Thursday, June 23, 2011

Tennessee passes dangerously vague law on publishing images of others; also a law on sharing logons

Tennessee  (“The Volunteer State”), the past home of libertarian presidential candidate and author the late Harry Browne, has not been behaving in a very libertarianesque manner recently. Some time back, the legislature passed a law making it illegal to share logons to entertainment services, on the theory that entertainment companies don’t get paid (RIAA wanted this one). Here’s the Techdirt article.  

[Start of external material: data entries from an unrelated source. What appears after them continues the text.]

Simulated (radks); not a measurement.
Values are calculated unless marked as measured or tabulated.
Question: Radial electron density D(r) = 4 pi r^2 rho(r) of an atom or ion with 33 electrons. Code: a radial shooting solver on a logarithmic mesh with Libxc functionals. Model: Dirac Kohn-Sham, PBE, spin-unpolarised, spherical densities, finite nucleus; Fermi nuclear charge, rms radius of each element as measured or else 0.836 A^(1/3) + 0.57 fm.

Now Tennessee plays the implicit content card, which had been mentioned a few years ago in the COPA trial, and which I have discussed with respect to an incident of my own when a substitute teacher (in Virginia).   The PDF for the law is here. Now,  the governor signs this law criminalizing to publish on the Web (as on a social networking site or blog or flat site) an image (or video) that could “frighten, intimidate or cause emotional distress" to a potential target or "a similarly situated person of reasonable sensibilities” unless – and here is where implicit content comes in, there is a “reasonable purpose”. 

California law professor Eugene Volokh publishes some rather humorous analysis of the law’s nonsense on his “Volokh Conpiracy” site (website url) hereIt’s obvious that a law like this is “overbroad” and open to almost any interpretation at all.   The supposed “victim” doesn’t have to even see it – just some third party.  Could a photo of dirty dancing at a gay disco be seen as “intimidating” when it is an extract of a common ritual?

Despite the overbreadth, it may be possible to say that the law is really directed at cyberbullying.

Tennessee is located in the Sixth Circuit, which held recently in (federal) Warshak v. United States that a government must have probable cause and a search warrant to seize messages held by ISP’s.  This law probably won’t last long, constitutionally speaking.